CE 480
Engineering Ethics
The Kansas City Hyatt Hotel Disaster
Negligence And The Professional Debate Over
Responsibility For Design
Introduction To The Case
On July 17, 1981, the Hyatt Regency Hotel in Kansas City, Missouri, held a videotaped tea-dance party in their atrium lobby. With many party-goers standing and dancing on the suspended walkways, connections supporting the ceiling rods that held up the second and fourth-floor walkways across the atrium failed, and both walkways collapsed onto the crowded first-floor atrium below. The fourth-floor walkway collapsed onto the second-floor walkway, while the offset third-floor walkway remained intact. As the United States' most devastating structural failure, in terms of loss of life and injuries, the Kansas City Hyatt Regency walkways collapse left 114 dead and in excess of 200 injured. In addition, millions of dollars in costs resulted from the collapse, and thousands of lives were adversely affected.
The hotel had only been in operation for approximately one year at the time of the walkways collapse, and the ensuing investigation of the accident revealed some unsettling
facts:
1. During January and February, 1979, the design of the hanger rod connections was changed in a series of events and disputed communications between the fabricator (Havens Steel Company) and the engineering design team (G.C.E. International, Inc., a professional engineering firm). The fabricator changed the design from a one-rod to a two-rod system to simplify the assembly task, doubling the load on the connector, which ultimately resulted in the walkways collapse.

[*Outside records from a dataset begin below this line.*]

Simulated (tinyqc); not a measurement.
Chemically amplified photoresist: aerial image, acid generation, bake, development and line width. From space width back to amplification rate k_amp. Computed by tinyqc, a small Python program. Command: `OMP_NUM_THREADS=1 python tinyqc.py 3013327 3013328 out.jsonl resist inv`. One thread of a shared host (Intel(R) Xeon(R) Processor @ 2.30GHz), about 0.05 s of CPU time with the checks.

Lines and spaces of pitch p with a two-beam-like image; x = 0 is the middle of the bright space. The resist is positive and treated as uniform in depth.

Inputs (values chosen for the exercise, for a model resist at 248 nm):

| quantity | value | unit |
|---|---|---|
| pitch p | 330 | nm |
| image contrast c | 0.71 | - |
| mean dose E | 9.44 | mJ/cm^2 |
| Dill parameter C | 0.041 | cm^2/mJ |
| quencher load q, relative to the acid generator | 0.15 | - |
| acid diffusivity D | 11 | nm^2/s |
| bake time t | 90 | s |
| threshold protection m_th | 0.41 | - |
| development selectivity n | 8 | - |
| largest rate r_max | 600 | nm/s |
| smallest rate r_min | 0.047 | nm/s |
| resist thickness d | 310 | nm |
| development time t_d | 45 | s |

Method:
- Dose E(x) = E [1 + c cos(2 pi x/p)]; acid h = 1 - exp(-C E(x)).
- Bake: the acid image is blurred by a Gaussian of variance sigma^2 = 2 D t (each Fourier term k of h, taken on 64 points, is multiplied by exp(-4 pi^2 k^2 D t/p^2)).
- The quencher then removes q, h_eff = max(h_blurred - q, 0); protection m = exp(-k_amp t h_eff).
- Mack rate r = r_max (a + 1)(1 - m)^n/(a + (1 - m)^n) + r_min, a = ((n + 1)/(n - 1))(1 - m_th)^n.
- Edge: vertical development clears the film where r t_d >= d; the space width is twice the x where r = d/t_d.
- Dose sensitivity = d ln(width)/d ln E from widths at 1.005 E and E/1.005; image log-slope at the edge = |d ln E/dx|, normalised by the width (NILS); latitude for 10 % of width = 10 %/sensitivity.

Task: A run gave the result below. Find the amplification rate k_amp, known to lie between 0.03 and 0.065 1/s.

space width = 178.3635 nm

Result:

2. The fabricator, in sworn testimony before the administrative judicial hearings after the accident, claimed that his company (Havens) telephoned the engineering firm (G.C.E.) for change approval. G.C.E. denied ever receiving such a call from Havens.
3. On October 14, 1979 (more than one year before the walkways collapsed), while the hotel was still under construction, more than 2700 square feet of the atrium roof collapsed because one of the roof connections at the north end of the atrium failed. In testimony, G.C.E. stated that on three separate occasions they requested on-site project representation during the construction phase; however, these requests were not acted on by the owner (Crown Center Redevelopment Corporation), due to additional costs of providing on-site inspection.
4. Even as originally designed, the walkways were barely capable of holding up the expected load, and would have failed to meet the requirements of the Kansas City Building Code.5
Due to evidence supplied at the Hearings, a number of principals involved lost their engineering licenses, a number of firms went bankrupt, and many expensive legal suits were settled out of court. The case serves as an excellent example of the importance of meeting professional responsibilities, and what the consequences are for professionals who fails to meet those responsibilities.
The primary causes of connection failures are:
1. Improper design due to lack of consideration of all forces acting on a connection, especially those associated with volume changes.
2. Improper design utilizing abrupt section changes resulting in stress concentrations.
3. Insufficient provisions for rotation and movement.
4. Improper preparation of mating surfaces and installation of connections.
5. Degradation of materials in a connection.
6. Lack of consideration of large residual stresses resulting from manufacture or fabrication.9
The nut only carried the load of the floor above it.
What
is your assessment of this case, based on the following questions:
·
What measures can professional
societies take to ensure catastrophes like the Hyatt Regency Walkways Collapse
do not occur?
·
Should discredited engineers be
allowed to practice engineering in other states?
·
What is the engineering
society's responsibility in this realm?
·
Who is ultimately responsible
for the fatal design flaw?
·
Does the call matter to the
outcome of the case?
·
What is the responsibility of a
licensed professional engineer who affixes his/her seal to fabrication
drawings?
·
In terms of meeting building
codes, what are the responsibilities of the engineer? The fabricator? The
owner?
·
What measures can professional
societies take to ensure that catastrophes such as the Hyatt Regency Walkways
Collapse do not occur?
·
Do you agree with the findings
that the principal engineers involved should have been subject to discipline
for gross negligence in the practice of engineering?
·
Should they have lost their licenses,
temporarily or permanently?
· Was it fair that the main engineering firm., as a company, was held liable for gross negligence and engineering incompetence?